Graham gets a galloping good yarn out of The Sun’s rise, framed by meetings between Murdoch and his chosen editor, Larry Lamb. They discuss what makes a good story: the best story is one that’s true, we’re told, but “for it to be heard it has to be Told Well”.
Their first meeting twists, the location shifting, the waiter recast, the truth massaged: it’s a clever opening acknowledgement of both the way tabloids spin a story and the way a playwright turns a true historical moment into an entertainment.
And entertain Ink certainly does: it’s an impressively unpreachy look at the red tops’ circulation wars, that goes at the clattering pace of a typewriter in Rupert Goold’s typically lively production. It’s headlined by two excellent performances: Bertie Carvel confirms that he’s one of the most physically fascinating actors working today: his Murdoch is a crabbed thing, hands crooked and twisting, jaw tucked into his chest, a contorted smirk suggesting the yearning of an outsider as well as amused contempt for anyone less ruthless that himself. Richard Coyle as Larry Lamb convincingly charts a journey from quietly ambitious union man to hardened editor who’ll do anything for a scoop.
The first half is a canter through the paper’s transformation, in which you can’t help but root for Lamb’s team, a rag-bag of pinched hacks. It bursts over Bunny Christie’s set, a teetering mountain of desks, streaked with ink. Goold cuts through what, in other hands, might have been tedious swathes of exposition: Lamb’s comically desperate recruitment drive turns into a dance sequence, while the actual processes of hot metal printing are lovingly staged with exaggerated hisses and gongs, like some ancient religious ceremony. The paper’s breakthrough moment comes in Lamb’s riotous brainstorming of what people actually want: free stuff, TV and sex being his team’s honest – and frankly game-changing – conclusions.
Ink initially refuses to moralise, instead delivering heated debate about the purpose of newspapers: are they for the improvement of the working classes, or should readers be given what they like? The Sun’s make-it-new “disruption” seems exciting: an antidote to the patrician stuffiness of the establishment. They promise “to punch up, never down”, a line that raises eyebrows today. But changes are also driven by Murdoch’s canny spotting that individualism is on the rise, collectivism on the wane. It becomes a battle of old vs new, high vs low, the market vs the collective.
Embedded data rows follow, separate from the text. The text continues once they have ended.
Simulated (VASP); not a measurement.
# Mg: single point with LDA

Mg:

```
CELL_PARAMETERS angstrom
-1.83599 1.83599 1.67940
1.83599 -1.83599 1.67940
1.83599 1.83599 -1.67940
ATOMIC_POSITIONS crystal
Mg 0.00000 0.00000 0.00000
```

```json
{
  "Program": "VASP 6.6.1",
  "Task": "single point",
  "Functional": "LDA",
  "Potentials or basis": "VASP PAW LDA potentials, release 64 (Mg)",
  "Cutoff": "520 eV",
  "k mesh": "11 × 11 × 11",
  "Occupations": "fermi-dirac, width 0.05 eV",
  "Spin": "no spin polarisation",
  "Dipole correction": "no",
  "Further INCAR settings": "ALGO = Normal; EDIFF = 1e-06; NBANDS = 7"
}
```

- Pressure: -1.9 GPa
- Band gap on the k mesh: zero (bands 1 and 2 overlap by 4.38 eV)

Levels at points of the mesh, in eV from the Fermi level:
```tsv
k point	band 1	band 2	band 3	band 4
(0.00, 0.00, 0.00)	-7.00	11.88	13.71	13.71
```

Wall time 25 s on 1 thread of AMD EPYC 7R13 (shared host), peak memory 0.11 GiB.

But the race to the top of the sales board quickly turns into a race to the bottom, in moral terms. The second half shows the cost, first when Lamb insists on The Sun reporting on the kidnap of Muriel McKay, the wife of Murdoch’s own deputy, Alick, with gruesome sensationalism, and secondly with the introduction of the Page 3 nude. Graham falters a little here; the sensitive art vs pornography debate Lamb and model Stephanie Rahn have, and the hand-wringing that follows, seem out of step with the cut-throat milieu he’s created, a slight sop to modern audiences.
Nonetheless, Ink shows how rapidly ambition can corrupt – and how Lamb and Murdoch’s relentless stoking of appetites for smut, scandal and sensation in exchange for sales changed the landscape of the British media forever. Graham and Goold wrap all this up in a damn good story, Told Well.